Iconic Nottingham pub Ye Olde Salutation Inn celebrates 777th birthday

Ye Olde Salutation Inn, pub, maid marian way, public house

Video: The pub is one of the oldest in Nottingham.

Ye Olde Salutation Inn, which claims to be the oldest pub in Nottingham, today (July 7) celebrated its 777th birthday.

The Inn appears on the itinerary of popular tours in Nottingham.

Jason Weston, the pub’s manager, said some customers have been coming back for decades.

He said: “It’s not just the history of the town, it’s people’s own personal memories. Some of the customers who are coming back are much older, they used to use the pub when they were young and they’re remembering those memories.

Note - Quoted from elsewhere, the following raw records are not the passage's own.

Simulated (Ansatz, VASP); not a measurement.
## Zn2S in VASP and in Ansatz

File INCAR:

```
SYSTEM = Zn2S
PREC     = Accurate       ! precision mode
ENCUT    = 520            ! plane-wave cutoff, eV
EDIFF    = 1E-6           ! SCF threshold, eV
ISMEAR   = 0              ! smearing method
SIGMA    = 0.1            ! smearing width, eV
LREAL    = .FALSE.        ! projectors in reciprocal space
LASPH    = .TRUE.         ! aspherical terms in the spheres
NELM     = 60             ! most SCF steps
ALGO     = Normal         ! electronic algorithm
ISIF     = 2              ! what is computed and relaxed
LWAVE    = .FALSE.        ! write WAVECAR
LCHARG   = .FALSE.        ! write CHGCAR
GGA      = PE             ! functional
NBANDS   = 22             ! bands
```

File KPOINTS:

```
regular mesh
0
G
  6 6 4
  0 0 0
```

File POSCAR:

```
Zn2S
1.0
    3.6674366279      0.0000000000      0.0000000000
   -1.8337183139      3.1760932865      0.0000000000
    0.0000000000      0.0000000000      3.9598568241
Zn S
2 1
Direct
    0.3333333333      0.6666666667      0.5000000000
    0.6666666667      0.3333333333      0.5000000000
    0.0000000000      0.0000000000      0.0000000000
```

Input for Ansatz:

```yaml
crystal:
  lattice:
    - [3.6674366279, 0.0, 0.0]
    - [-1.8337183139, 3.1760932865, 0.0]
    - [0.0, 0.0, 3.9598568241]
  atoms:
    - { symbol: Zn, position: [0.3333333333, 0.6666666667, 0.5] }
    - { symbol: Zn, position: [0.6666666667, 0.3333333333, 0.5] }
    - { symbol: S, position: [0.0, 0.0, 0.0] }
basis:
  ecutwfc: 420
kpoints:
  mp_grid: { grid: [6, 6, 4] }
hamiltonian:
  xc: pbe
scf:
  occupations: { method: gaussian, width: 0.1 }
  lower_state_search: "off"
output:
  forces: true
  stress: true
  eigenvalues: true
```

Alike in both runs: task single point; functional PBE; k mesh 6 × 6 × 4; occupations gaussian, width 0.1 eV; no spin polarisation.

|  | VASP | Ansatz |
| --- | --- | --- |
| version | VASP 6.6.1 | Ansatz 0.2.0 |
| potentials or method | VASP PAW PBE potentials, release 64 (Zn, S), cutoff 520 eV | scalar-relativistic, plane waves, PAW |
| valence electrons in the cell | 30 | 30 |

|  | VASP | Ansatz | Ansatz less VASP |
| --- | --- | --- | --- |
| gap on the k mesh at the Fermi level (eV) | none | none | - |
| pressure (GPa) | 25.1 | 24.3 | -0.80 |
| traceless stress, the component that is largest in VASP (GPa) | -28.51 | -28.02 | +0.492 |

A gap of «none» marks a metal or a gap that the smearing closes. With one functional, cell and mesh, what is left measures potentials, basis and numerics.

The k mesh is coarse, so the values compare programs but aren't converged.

“It’s vital that places like this stay around.”

He added modern day pubs struggle to survive in a climate where beer is cheaper to buy from supermarkets.

Jason added: “It’s the price the beers are costing and how cheaply people can buy beer from places like the supermarket. It’s very difficult for pubs to compete with that because they can’t sell beer at that price.

“We do need help from the Government to have a look at beer taxes and the way beer is taxed. The smoking ban did no favours. There’s now some talk of banning smoke from the premises.

“People expect more from a pub now. It’s not just about finishing work and going for a few beers, wandering off and then going home. Part of the experience now is the food. You’ve got to have a food offer.”

1240 is the date displayed on the building when it opened, but there is only evidence of the Inn’s existence since 1440 – meaning the birthday’s birthday is debatable.

“There are records to show there was a building there in 1240,” said local historian David Cross, “But it wasn’t the current one we know as the Salutation.

“Through the dating of the wood in the structure, the oldest timber they could find dates to 1441. That’s as all of the building goes.”

One customer, who’s being drinking at the pub for 20 years, said: “I’ve been coming to the Salv for 20-odd years. Nottingham’s got so much history, there’s so many beautiful corners, there’s caves – there’s all sorts or stories and tales.”

Another added: “It’s got caves, it’s got somewhere you can come even if you’re not having a pint.”

Taking its name from the original ‘Archangel Gabriel Saluting the Virgin Mary’, the Salutation has been served the city for over seven centuries.

Its back snug, just off St Nicolas Street – formerly known as Jew Lane – is said to have been used by Oliver Cromwell’s soldiers as a recruiting room in the 1640s during the Civil War.

However, after Cromwell won the Civil War, the Sal had to temporarily change its name to the ‘Soldier and Citizen’, as the Salutation was considered too much for the new Puritan commonwealth government.

The Sal’s ancient caves below the pub were once used for brewing but also as a place for local highwaymen and foot-pads to trade their ill-gotten gains in privacy and ghost stories still remain of haunted highwaymen in its dark cellars.

However, tragedy struck the pub in 1820, when a large quantity of arsenic, intended to deal with the pub’s rat problem, got mixed in with the oatmeal.

The entire household in the Salutation were poisoned; all made a full recovery except for the landlord, John Green.